Regular columnist Towry Piper bewails the notorious practice among dealers of switching labels in instruments to make them more attractive to buyers

It seems pretty certain that the practice of removing authentic labels from second or third-rate Italian fiddles, and substituting more marketable ones, first began to assume serious proportions in the earlier half of the last century. Whether or not Tarisio was responsible to such an extent as has been hinted for malpraxis of this kind it is impossible to say at this distance of time, in the absence of direct evidence. He certainly had unique opportunities, if minded to avail himself of them; for it is well-known that he used to take his fiddles to pieces when on his business travels in order to escape the customs duties which would have been levied upon instruments in a complete state.

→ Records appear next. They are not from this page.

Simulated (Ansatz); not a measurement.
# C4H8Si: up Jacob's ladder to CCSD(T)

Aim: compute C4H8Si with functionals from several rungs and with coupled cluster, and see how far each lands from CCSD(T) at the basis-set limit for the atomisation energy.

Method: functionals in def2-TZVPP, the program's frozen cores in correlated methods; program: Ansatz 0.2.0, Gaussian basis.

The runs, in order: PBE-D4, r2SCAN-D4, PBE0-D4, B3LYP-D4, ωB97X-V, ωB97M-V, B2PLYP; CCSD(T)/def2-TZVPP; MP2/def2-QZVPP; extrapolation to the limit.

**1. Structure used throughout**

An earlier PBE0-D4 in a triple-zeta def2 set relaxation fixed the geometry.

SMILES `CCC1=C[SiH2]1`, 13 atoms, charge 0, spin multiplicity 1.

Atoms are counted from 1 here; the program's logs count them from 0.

But there were at that period several men of better education than the humble Italian, both on the continent and in our tight little island, who were by no means above attaching false birth certificates to their wares, though it would serve no useful purpose to name them.

In comparatively recent years there is one man whose name has been freely mentioned as a frequent manipulator of labels. I refer to Gioffredo Benedetto Rinaldi who wrote the pamphlet on Pressenda, and brought a number of modern Italian fiddles of the Pressenda and Rocca class into this country. He was, in a sense, Tarisio’s successor, and for many years was a frequent and familiar visitor amongst our London dealers.

Rinaldi, according to an eye witness of his proceedings who was my informant, took no risks of spoiling or losing a label, and if he wished to insert one would retire to an upper chamber in the regions of Soho, where the belly of the fiddle to be operated upon was ripped off in a twinkling, the label placed in situ, and by next morning, or even sooner, the transformed instrument and its not-over-scrupulous owner were ready for business.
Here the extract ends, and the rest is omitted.